Section: New Results
Foundations of information hiding
Participants : Romain Beauxis, Christelle Braun, Konstantinos Chatzikokolakis, Mario Sergio Ferreira Alvim Junior, Catuscia Palamidessi.
Information hiding refers to the problem of protecting private information while performing certain tasks or interactions, and trying to avoid that an adversary can infer such information. Particular cases of this property are anonymity and privacy.
The systems for information hiding often use random mechanisms to obfuscate the link between the observables and the information to be protected. The random mechanisms can be described probabilistically, while the value of the secret may be totally unpredictable, irregular, and hence expressible only nondeterministically. Nondeterminism can also be present due to the interaction of the various component of the system.

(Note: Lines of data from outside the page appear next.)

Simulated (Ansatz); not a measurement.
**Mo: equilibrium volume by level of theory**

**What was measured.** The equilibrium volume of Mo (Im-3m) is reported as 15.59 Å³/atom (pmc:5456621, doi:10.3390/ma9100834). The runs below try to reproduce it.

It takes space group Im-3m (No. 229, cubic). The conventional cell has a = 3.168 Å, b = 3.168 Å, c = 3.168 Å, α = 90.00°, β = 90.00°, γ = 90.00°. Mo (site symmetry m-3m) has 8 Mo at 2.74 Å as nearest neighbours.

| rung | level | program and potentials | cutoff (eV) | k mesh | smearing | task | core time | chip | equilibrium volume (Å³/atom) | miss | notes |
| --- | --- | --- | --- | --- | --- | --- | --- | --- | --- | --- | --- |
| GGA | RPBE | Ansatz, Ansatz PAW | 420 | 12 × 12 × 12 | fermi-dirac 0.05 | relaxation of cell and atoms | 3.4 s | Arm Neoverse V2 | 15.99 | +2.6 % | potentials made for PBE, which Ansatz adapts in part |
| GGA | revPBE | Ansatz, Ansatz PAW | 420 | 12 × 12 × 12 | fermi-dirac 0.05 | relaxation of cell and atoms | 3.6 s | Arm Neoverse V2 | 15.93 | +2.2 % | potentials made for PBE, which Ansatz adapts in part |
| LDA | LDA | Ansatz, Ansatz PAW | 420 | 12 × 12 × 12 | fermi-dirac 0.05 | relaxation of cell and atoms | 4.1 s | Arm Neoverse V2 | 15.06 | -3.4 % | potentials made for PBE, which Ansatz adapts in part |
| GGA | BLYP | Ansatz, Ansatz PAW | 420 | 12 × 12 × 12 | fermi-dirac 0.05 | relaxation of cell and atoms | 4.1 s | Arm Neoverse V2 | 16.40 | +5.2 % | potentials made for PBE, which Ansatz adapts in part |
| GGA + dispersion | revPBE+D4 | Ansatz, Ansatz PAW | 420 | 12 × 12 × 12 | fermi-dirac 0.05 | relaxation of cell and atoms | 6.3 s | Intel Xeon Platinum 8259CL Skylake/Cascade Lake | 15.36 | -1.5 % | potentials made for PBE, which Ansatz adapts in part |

Information-hiding in presence of probability and nondeterminism
Formal definitions of the concept of anonymity and information flow have been investigated
in the past either in a totally nondeterministic framework, or in a
purely probabilistic one. In [15] , we have investigated a notion of
anonymity which combines both probability and nondeterminism, and
which is suitable for describing the most general situation in which
the protocol and the users can have both probabilistic and
nondeterministic behavior. We have also investigated the properties of the
definition for the particular cases of purely nondeterministic users
and purely probabilistic users.
We have formulated the notions of anonymity in terms of probabilistic automata,
and we have described protocols and users as processes in
the probabilistic -calculus, whose semantics is
again based on probabilistic automata.
The problem of the scheduler
It has been observed recently that in security the combination of nondeterminism and probability can be harmful, in the sense that the resolution of the nondeterminism can reveal the outcome of the probabilistic choices even though they are supposed to be secret [41] . This is known as the problem of the information-leaking scheduler . In [17] we have developed a linguistic (process-calculus) approach to this problem, and we have shown how to apply it to control the behavior of the scheduler in various anonymity examples.
Information theory and Bayes risk
Recent research in quantitative theories for information-hiding tend to converge towards the idea of modeling the system as a noisy channel in the information-theoretic sense. The notion of information leakage, or vulnerability of the system, has been related in some approaches to the concept of mutual information of the channel. A recent work of Smith [51] has shown, however, that if the attack consists in one single try, then the mutual information and other concepts based on Shannon entropy are not suitable, and he has proposed to use Rényi's min-entropy instead. In [25] we have considered and compared two different possibilities of defining the leakage, based on the Bayes risk, a concept related to Rényi min-entropy.
In [27] we have analyzed the Crowds anonymity protocol under the novel assumption that the attacker has independent knowledge on behavioural patterns of individual users. Under such conditions we have studied, reformulated and extend Reiter and Rubin's notion of probable innocence, and we have provided a new formalisation for it based on the concept of protocol vulnerability. Accordingly, we have established new formal relationships between protocol parameters and attackers' knowledge expressing necessary and sufficient conditions to ensure probable innocence.
Bounds on the leakage of the input distribution
In information hiding, an adversary that tries to infer the secret information has a higher probability of success if it knows the distribution on the secrets. In [24] we have shown that if the system leaks probabilistically some information about the secrets, (that is, if there is a probabilistic correlation between the secrets and some observables) then the adversary can approximate such distribution by repeating the observations. More precisely, it can approximate the distribution on the observables by computing their frequencies, and then derive the distribution on the secrets by using the correlation in the inverse direction. We have illustrate this method, and then we have studied the bounds on the approximation error associated with it, for various natural notions of error. As a case study, we have applied our results to Crowds, a protocol for anonymous communication.